Sanctuary in Wales project

Behind the news reports on the plight of asylum seekers and refugees from around the world are the stories of people - the real lives of men, women, children and families.

Oxfam CymruThe lack of reliable official data makes it difficult to accurately quantify the numbers of refugees and asylum seekers but the Wales Migration Partnership estimate that there are around 10,000 people seeking sanctuary in Wales.

The Sanctuary in Wales Project delivered opportunities for women seeking sanctuary (asylum-seekers and refugees) in Wales between 2012–2015. Many of the women participating in it felt their lives had been turned around after they had left the difficult circumstances in their home countries; including Syria, Iraq, Uganda, Nigeria and Afghanistan.

    One sanctuary-seeking individual said of their arrival in the UK, “life was disorientating, very stressful and I felt alone”. But, through the work of the Sanctuary in Wales project, they now feel that there is nothing holding them back from success.

    Meeting people, making connections, experiencing the world of work, getting support, advice and guidance – all are vital first steps in entering the workplace and by working with Business in the Community Cymru and Welsh employers we’ve been able to give our project participants a great boost as they make the transition into work

    - Victoria Goodban,
    Sanctuary in Wales Project Coordinator, Oxfam Cymru

    Asylum seekers are unable to take paid work or complete work experience in the private sector. In many cases, the women in the project had to support themselves on only £5 a day, and they can wait several years for their claims to be processed. These restrictions and delays mean that many find it difficult to adjust once they are finally granted refugee status and the accompanying permission to work. The project helped address these issues.

    By the close of the project in May 2015 and with the support of Welsh employers including Barclays, Boots, Keepmoat, Hendre Housing, Eversheds LLP, HMRC, the Department for Work & Pensions, Newport Transport, Brother Industries UK, the P&A Group of Companies and the Intellectual Property Office, hundreds of female asylum seekers from some of the most troubled parts of the world had been afforded valuable training, employability and educational opportunities.

    The Sanctuary in Wales project was funded by the Big Lottery and coordinated by Oxfam Cymru. The project was delivered by partners in Cardiff (Oasis), Swansea (African Community Centre) Newport (Displaced People in Action, Bethel Community Church) and Wrexham (BAWSO) who provided one to one support, advice and training opportunities to sanctuary seeking women, helping break down the various barriers to adapting to life here in the UK.

    Business in the Community Cymru played a significant role in supporting the project, by coordinating the employability workshops, CV writing sessions and volunteering opportunities for the women involved. These experiences of working life in Wales and connections with professionals were invaluable to women seeking sanctuary.

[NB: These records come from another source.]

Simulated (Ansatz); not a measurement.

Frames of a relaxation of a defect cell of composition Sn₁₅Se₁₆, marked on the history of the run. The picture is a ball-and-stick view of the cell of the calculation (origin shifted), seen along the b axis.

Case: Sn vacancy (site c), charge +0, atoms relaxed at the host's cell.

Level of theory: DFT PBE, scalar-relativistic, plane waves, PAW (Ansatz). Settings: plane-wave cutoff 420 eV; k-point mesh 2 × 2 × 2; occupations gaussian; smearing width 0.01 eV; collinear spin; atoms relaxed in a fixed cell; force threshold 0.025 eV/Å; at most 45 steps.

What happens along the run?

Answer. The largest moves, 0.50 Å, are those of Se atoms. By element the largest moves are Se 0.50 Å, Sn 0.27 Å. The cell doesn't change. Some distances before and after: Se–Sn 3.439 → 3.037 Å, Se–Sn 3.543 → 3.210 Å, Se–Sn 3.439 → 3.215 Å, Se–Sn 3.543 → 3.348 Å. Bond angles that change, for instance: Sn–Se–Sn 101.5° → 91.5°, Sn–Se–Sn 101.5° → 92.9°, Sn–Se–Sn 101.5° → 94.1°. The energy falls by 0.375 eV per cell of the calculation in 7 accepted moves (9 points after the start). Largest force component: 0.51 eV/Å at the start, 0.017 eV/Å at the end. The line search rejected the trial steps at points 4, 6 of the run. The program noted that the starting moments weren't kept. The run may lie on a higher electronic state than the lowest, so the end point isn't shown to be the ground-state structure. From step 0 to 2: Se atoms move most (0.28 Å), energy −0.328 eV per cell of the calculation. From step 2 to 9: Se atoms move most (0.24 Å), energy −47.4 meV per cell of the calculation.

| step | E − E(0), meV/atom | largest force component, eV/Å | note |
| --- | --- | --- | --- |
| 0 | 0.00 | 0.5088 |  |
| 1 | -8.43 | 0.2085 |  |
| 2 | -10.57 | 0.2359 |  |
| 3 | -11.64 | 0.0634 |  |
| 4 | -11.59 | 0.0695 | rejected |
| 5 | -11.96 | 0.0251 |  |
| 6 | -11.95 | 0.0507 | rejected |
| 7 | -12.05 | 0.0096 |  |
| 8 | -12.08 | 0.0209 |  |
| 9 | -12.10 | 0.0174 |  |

    What people have said about Sanctuary in Wales

    Victoria Goodban, Sanctuary in Wales Project Coordinator at Oxfam Cymru: “A report in 2013 indicated that more than a quarter of sanctuary seekers have a university degree from their country of origin and nearly 10% are educated to a postgraduate level, but despite these levels of qualifications, roughly a third of refugees are unemployed and many who are in work are experiencing underemployment.

    Sarah Jenkins, Senior Operations Manager at Eversheds LLP said about her support for the project: “It is so humbling to be involved with the Sanctuary in Wales Project and to witness such determination in women who have escaped such tragic circumstances in their lives.”

    Simon Walters, Programme Coordinator for Sanctuary in Wales at Business in the Community Cymru, said: “Working together with employers in Wales, BITC Cymru and Oxfam Cymru are helping to unlock the hidden potential of female refugees in Wales – helping to not only enrich their lives and those of their families, but also develop the pool of talent for Welsh companies looking to recruit and develop a diverse workforce.”

    Business in the Community Cymru would like to thank all of the businesses and volunteers who supported the Sanctuary in Wales project for their time, energy and enthusiasm.